Hi everyone,
I’m developing TorchUncertainty, an open-source library to ease the use of state-of-the-art methods, increasing the reliability of modern Deep Neural Networks.
For this project, I am trying to optimize the memory usage and inference/training speed of a particular case of torch.nn.Linear, with block diagonal weights, but I can’t achieve a stable speedup over a for loop of smaller nn.Linear despite my numerous attempts. For information, I would like the solution to work both for inference and training, and I’m OK with working with torch 2.0. My experiments mainly use AMP fp16.
Let me detail the problem. In the simplest case, I have a dataloader that provides samples of shape (B, M × F) with B the batch size (classically 128) and F the number of features (a power of 2 between 64 and 4096, for instance). M is an integer that varies from 1 to 16.

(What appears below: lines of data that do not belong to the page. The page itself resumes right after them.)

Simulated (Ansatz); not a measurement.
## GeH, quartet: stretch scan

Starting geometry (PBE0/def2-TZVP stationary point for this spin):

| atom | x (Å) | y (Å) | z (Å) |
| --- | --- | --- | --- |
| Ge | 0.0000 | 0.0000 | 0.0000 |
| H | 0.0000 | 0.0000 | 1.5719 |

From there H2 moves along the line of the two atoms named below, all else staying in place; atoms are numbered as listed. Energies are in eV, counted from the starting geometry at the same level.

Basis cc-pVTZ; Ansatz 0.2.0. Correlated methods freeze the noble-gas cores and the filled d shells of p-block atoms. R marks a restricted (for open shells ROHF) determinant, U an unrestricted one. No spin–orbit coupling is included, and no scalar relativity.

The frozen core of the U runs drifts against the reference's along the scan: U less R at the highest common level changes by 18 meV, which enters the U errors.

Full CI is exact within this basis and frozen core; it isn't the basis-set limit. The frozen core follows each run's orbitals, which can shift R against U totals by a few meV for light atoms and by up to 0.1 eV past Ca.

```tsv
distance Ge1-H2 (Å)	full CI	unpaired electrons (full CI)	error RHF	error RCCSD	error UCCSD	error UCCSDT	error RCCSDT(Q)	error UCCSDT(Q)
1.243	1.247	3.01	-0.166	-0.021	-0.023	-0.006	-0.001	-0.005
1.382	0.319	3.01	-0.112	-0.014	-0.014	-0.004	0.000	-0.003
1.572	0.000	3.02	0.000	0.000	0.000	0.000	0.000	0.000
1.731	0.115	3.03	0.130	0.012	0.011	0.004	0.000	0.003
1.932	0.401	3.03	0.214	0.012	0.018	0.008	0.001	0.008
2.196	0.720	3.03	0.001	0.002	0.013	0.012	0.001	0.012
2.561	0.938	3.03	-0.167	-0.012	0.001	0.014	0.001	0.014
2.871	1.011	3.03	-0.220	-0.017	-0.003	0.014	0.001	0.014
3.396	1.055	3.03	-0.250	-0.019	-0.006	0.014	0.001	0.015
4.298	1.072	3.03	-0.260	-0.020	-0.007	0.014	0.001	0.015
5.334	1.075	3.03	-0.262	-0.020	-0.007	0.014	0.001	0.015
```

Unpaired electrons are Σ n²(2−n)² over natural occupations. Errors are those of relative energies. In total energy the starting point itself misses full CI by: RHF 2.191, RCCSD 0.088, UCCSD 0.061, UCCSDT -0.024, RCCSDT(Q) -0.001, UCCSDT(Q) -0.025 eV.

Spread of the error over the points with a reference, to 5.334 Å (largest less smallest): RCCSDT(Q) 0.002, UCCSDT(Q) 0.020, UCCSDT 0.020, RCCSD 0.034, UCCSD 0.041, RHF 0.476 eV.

The specificity is that I want the weights of the F.linear to be block diagonal, with M blocks of the same size (and height F).
I have tried several solutions:
- masking: I can mask the parameters that are not block diagonal, but I don’t benefit from the structured sparsity, which is costly in memory and time.
- for loop: I can run the linear operations in a for loop on slices of the input matrix. This works well and seems memory efficient, but it is slow. I tried to “vmap” the for loop, but I haven’t been able to make it work in training, although I gained a small speedup.
- torch.block_diag: I can create a certain number of parameters (in a 3-ndim tensor) and project them in a block diagonal matrix in the .forward(). This is more memory expensive and as slow as the for loop (for the speed, it depends a lot on the matrix size).
- grouped conv1d: I can use a grouped conv1d (M groups) with a rearrange and unsqueeze(-1), but again this is memory efficient but not faster (again it depends a lot on the matrix size).
- BSR: Finally, I also tried BSR-sparse weights - that are supported now with F.linear - but I couldn’t make them work during training, and I’m not sure that it will be super efficient in my case where the sparsity isn’t great (1/M), but the layout of the sparse block diagonal matrices is very special and simple.
I can release my small benchmark and codes if needed.
Would you have any other idea? Thanks so much in advance!